Personal drones can snoop on you anywhere, anytime
By IANSSunday, November 7, 2010
LONDON - Personal drones ferretting out deadly terrorists in Pakistan hills are likely to be put to a sinister new use - tracking anyone anywhere, which includes celebrities, lovers, housewives, even school kids.
These drones are smaller, private versions of the notorious Predator, which is relentlessly spying on terrorists and their hideouts in Afghanistan and Pakistan.
Already Splash News, a paparazzi photo agency, is planning to use the drones to chase celebrities around the Hollywood Hills.

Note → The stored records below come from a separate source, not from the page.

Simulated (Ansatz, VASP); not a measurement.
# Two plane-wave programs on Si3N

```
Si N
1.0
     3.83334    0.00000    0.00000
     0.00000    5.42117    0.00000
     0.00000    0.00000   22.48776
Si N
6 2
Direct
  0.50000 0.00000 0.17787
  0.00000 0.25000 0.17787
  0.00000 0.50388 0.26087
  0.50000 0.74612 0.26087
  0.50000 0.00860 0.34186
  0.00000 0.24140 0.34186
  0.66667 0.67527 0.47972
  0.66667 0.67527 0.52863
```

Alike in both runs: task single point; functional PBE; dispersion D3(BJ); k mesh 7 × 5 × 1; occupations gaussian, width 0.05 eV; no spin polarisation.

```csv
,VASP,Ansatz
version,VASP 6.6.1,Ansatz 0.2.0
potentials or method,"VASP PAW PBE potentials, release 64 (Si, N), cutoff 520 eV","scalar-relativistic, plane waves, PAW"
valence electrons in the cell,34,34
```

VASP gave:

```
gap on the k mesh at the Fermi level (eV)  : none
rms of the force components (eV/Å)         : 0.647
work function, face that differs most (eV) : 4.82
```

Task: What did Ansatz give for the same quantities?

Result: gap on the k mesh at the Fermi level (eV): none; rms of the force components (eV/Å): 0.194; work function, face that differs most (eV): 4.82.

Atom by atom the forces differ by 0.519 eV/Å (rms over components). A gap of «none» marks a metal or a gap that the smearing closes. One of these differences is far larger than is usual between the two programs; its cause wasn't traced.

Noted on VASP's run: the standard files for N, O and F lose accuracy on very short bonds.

“It would strike fear into the hearts of every celebrity having a birthday party,” Splash chief executive Gary Morgan told the Wall Street Journal ‘Call it C3paparazzo.’
The concept is strangely fitting: ‘paparazzi’ comes from an Italian word meaning the buzzing of a mosquito, reports the Daily Mail.
Now the metaphor is coming to life.
Several personal drones are scheduled for completion next year. Liverpool police have already used such drones to make at least one arrest.
In February, the Air Robot was deployed by Merseyside police after officers lost an alleged car thief who had escaped on foot in thick fog.
Using the device’s on-board camera and thermal-imaging technology, the operator was able to pick up the suspect through his body heat and direct foot patrols to his location.
It led officers to a 16-year-old youth, who was hiding in bushes alongside the Leeds-Liverpool canal, in Litherland, Merseyside.
The drone, which measures three feet between the tips of its four carbon fibre rotor blades, uses unmanned aerial vehicle (UAV) technology originally designed for military reconnaissance.
It is designed to hover almost silently above crime scenes and send live footage to officers on the ground, but the unit can also ‘perch and stare’ from a solid platform, allowing the operator to capture hours of footage from a hidden vantage point.
The technology is swiftly moving beyond military and even police circles - already unmanned aircraft that can fly predetermined routes cost just a few hundred dollars and can be operated by an iPhone.
Massachusetts Institute of Technology professor and Missy Cummings is working to develop a ‘Personal Sentry’ drone about the size of a pizza box that warns soldiers if danger is approaching from behind.